Arcade Fire Live At The Casbah 1/17/05

I watched the Coachella DVD that my parents were kind enough to send me for a birthday present last night. It's an interesting DVD. There are plenty of good artists, the Flaming Lips and Bright Eyes deliver notable performances, but on the whole it feels like a wierd movie whose existence I have trouble justifying. It is culled from multiple years at the festival, so it sort of waters down the "We were there!" appeal of single event concert movies. The artists are also incredibly diverse, meaning some of them are very bad, and with artists such as Radiohead lurking later in the movie, Bjork and Fisher Spooner probably didn't get my full attention (they were skipped within ten seconds.) I am even more surprised because this movie also had a theatrical release, which seems hubristic and arrogant or the producers. Coachella has just never seemed like that notable of an event. Looking at a festivals lineup should make you lament the fact that there's no way in hell you could justify traveling to Europe or Tennesee for it, not make you think, "Man, if someone gave me free tickets to that, I wonder what the traffic would be like up to Indio..." (seriously, for what? Tool? Depeche Mode? Matisyahu? Madonna? Common? James Blunt? Bloc Party? The only good thing about festivals this big is that the overlap would mean you would have to miss some of these acts. Only slightly worse is thinking that Street Scene pretty much can't possibly be as good as Coachella.)
But nevertheless, the DVD did have a cool purpose, and that was to re-spring the Arcade Fire on an unsuspecting me. Their sunset performance of "Rebellion (Lies)" was definitely one of the highlights, and it confirmed that the band has been the rarest kind of hype transcender, the kind where when you hear one of their songs out of the blue months after you stopped listening to them daily, you remember how good they sounded at the peak of your fan-ship and want to listen to them all over again. That's pretty much everything I want from a band: for them to be good enough to listen and love them until you can't take it anymore, and then you hear them for the first time in five months and start it all over again.

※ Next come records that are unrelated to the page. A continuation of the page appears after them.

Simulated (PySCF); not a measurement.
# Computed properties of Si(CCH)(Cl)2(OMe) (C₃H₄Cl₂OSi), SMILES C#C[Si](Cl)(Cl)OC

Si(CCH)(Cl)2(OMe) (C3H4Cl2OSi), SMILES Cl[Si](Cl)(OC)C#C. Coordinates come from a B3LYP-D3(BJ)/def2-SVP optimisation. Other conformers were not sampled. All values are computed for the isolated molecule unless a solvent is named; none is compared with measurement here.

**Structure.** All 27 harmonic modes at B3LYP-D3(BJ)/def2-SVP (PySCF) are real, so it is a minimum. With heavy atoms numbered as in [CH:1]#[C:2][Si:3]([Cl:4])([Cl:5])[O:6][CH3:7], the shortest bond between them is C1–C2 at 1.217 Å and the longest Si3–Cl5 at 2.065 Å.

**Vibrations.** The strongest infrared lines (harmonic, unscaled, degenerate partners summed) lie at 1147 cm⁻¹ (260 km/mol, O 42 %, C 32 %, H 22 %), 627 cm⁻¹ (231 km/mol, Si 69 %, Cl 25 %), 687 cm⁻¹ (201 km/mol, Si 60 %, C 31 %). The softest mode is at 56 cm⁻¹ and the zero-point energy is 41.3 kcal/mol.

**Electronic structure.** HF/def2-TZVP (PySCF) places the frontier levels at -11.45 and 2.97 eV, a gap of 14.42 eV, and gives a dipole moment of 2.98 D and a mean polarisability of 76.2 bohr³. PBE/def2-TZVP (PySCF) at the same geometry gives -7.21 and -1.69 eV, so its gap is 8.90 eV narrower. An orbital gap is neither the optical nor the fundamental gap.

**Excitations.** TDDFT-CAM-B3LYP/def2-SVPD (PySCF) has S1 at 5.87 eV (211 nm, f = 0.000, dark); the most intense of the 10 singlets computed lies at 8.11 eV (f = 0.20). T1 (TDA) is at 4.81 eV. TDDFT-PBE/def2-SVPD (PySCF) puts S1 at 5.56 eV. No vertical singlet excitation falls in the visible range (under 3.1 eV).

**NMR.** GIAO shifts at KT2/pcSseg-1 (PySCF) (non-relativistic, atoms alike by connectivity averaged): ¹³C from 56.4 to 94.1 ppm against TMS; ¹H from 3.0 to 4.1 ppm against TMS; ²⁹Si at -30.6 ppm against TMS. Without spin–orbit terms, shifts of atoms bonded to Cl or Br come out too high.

The Arcade Fire at Coachella
The Arcade Fire played at the Casbah last January, and it was the kind of show where the tickets were 10 dollars, our friends in New York had seen them, and the hype was inescapable. I bought the tickets and sort of forgot about the commitment, and a few days before the concert I still hadn't given the record the proper pre show listens. Then, at some point in time, "Wake Up" played at just the right time, and I realized that this was absolutely going to be the show opener, and that there was no way the show wasn't going to be awesome. This was an accurate assesment, and as the band left the stage I found myself thinking that this was the rare kind of show where if they announced that they were going to play it all over again, from start to finish, I would probably have stayed. Then they played the encore and I seriously thought about changing my answer. After the ridiculously intense closer of Neighborhood #3 -> Rebellion (Lies), they encored with two songs that the singer's wife sung, or warbled, complete with interpretive dance antics out of an SNL sketch. I seriously didn't know if I could have taken the double dose of "Haiti" and "In The Back Seat" even for all the "Wake Up"'s in the world. But oh well. Here's the show, enjoy it, and think about how much awesomer it would have been to see them at the Casbah the next time they come to play like the UCSD arena or some other awful spacious venue.
1. Intro
2. Wake Up
3. Neighborhood #2 (Laika)
4. No Cars Go
5. Neighborhood #1 (Tunnels)
6. Crown Of Love
7. Cars and Telephones
8. Born On A Train (Magnetic Fields Cover)
9. Une Annee Sans Lemiere
10. Neighborhood #3 (Power Out)
11. Rebellion (Lies)
12. Encore Break
13. Haiti
14. In The Back Seat
And PS, if you know the girl in the front row of Coachella who sobbed like a baby in the video after Conor Oberst sang "Lua" please slap her for me.